As the title suggests, Pecola's greatest desire is to have blue eyes, which she associates with beauty. She believes that acquiring blue eyes would transform her life, alleviating its ugliness and possibly changing her parents' behavior. Pecola admires the beautiful white icons of the 1940s: she drinks milk from a cup with Shirley Temple's image at the MacTeer's home, buys Mary Janes candy to gaze at the blond-haired, blue-eyed girl on the wrapper, and even seeks assistance from Soaphead Church, hoping he can grant her blue eyes. By the novel's conclusion, Pecola genuinely believes she has blue eyes, a tragic illustration of the damage white societal ideals can inflict on a young Black girl who, lacking alternatives, embraces them.

Pecola's mother, Pauline, experiences her own struggles. Her life takes a downturn when, as a child, she steps on a nail, leaving her foot permanently injured. After marrying Cholly, their life in Lorain, Ohio, fails to fulfill her fairy tale dreams, driving her to find comfort in the movies. There, she encounters what the novel describes as the concepts of physical beauty and romantic love, "probably the most destructive ideas in the history of human thought. Both originated in envy, thrived in insecurity, and ended in disillusion." Pauline immerses herself in the fantasy of cinema, even styling her hair like the famous white actress Jean Harlow. Her illusion is shattered when she loses a tooth while eating candy at a movie. From that moment, she resigns herself to "just being ugly" but eventually finds employment with a white family, seeking the "beauty, order, cleanliness, and praise" missing from her own home. For example, when Pecola accidentally knocks a hot pie off the counter at the Fisher household, Pauline slaps and scolds her for disrupting her immaculate, white world, while comforting the Fisher girl who is startled by the incident. Although Pauline doesn't descend into madness like Pecola, her decline is apparent, as she only finds beauty in the surrogate family that makes her feel "white," rather than in herself or her own family.

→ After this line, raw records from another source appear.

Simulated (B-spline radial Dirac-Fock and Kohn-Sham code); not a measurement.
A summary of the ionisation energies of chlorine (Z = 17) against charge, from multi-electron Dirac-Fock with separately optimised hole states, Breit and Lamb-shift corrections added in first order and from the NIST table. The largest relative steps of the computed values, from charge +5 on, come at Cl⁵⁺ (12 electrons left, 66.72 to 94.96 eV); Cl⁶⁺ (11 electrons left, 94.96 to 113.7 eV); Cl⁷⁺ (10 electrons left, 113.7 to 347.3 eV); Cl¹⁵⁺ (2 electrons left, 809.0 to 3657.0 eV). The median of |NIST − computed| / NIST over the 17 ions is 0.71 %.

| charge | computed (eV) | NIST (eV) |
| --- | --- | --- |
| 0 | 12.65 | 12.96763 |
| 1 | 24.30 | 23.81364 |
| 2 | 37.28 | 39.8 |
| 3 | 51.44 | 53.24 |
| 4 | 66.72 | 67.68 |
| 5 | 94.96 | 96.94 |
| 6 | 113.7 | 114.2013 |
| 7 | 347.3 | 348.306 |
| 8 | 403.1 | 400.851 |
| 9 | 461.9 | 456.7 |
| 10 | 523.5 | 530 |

Unlike Pecola and Pauline, Claudia MacTeer, the main narrator of the novel, defies the beauty standards society tries to impose on her. Claudia harbors a strong dislike for Shirley Temple and is perplexed by the admiration Black people show for young white girls. Much to her family's disappointment, who view her behavior as ungrateful, Claudia takes apart a white doll she receives for Christmas "to see of what it was made, to discover the dearness, to find the beauty, the desirability that had escaped me, but apparently only me." Though Claudia, like everyone in her community, struggles with self-image, she realizes they all made Pecola a scapegoat because "we were so beautiful when we stood astride her ugliness." As Claudia recounts Pecola's story, she expresses remorse for how they treated Pecola and admits that even though she eventually learned to "worship" Shirley Temple, it was merely "adjustment without improvement."

Expert Q&A

What is the significance of the title in Toni Morrison's The Bluest Eye?

The title of Toni Morrison's "The Bluest Eye" holds immense significance as it represents the protagonist, Pecola Breedlove's, longing for blue eyes, a symbol of white beauty standards. Pecola believes that having blue eyes would end her troubles, prevent her parents' fights, and make her beautiful. The title also implicitly speaks to the white supremacist influence, with Pecola desiring not just blue eyes but the "bluest" ones, indicating her wish to surpass white beauty. The title further reflects the irony of America's fight against tyranny and genocide in WWII while subjugating its non-white citizens.